Charlene Brusso Reviews A Magic of Nightfall
A Magic of Nightfall
S.L. Farrell
DAW (656 pp, $7.99, March 2009 – March 2010 mass market edition)
Reviewed by Charlene Brusso
Fans of S.L. Farrell’s marvelous ability with character and world-building (check out the Cloudmage trilogy) will cheer at the arrival of the latest book in the Nessantico Cycle (sequel to A Magic of Twilight). Book two returns readers to the marvelous Renaissance style city of Nessantico, “the most famous, the most beautiful, the most powerful of her kind,” bustling with energy, ambition, magic (much of it unauthorized), and ever-rising intrigue. But this is a Nessantico 25 years after the events of Twilight, a shaky Nessantico and its powers-that-be set to tumble down the slippery slope that has been steadily growing steeper in the last few years.
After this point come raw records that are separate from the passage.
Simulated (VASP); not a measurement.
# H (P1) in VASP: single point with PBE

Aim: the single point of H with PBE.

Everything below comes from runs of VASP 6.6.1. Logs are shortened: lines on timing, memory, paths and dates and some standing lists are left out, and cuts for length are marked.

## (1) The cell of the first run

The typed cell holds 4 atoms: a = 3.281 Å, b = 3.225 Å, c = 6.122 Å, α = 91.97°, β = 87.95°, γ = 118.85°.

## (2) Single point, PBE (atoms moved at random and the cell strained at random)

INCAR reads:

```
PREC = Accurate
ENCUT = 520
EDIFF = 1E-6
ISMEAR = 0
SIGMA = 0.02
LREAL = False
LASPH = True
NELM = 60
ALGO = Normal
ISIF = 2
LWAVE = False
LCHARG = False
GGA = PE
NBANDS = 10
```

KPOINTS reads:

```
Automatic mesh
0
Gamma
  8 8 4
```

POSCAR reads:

Nessantico is the capital, both political and religious, of the Holdings, an immense and entrenched empire – immense, but half the size it used to be. To the east, rival nation-state Firenzcia is forming its own alliances with its neighbors. Likewise, the Concenzia Faith has undergone a schism. In Nessantico, the much-beloved Ana ca’Seranta still serves as the “real” Archigos, but rival Archigos Semini ca’Cellibrecca, a conservative religious hardliner, leads the faithful in Brezno in Firenzcia. Unlike Ana, Semini has no tolerance for heretics like the Numentodo, natural philosophers who’ve proven that magical ability has no link to religious faith.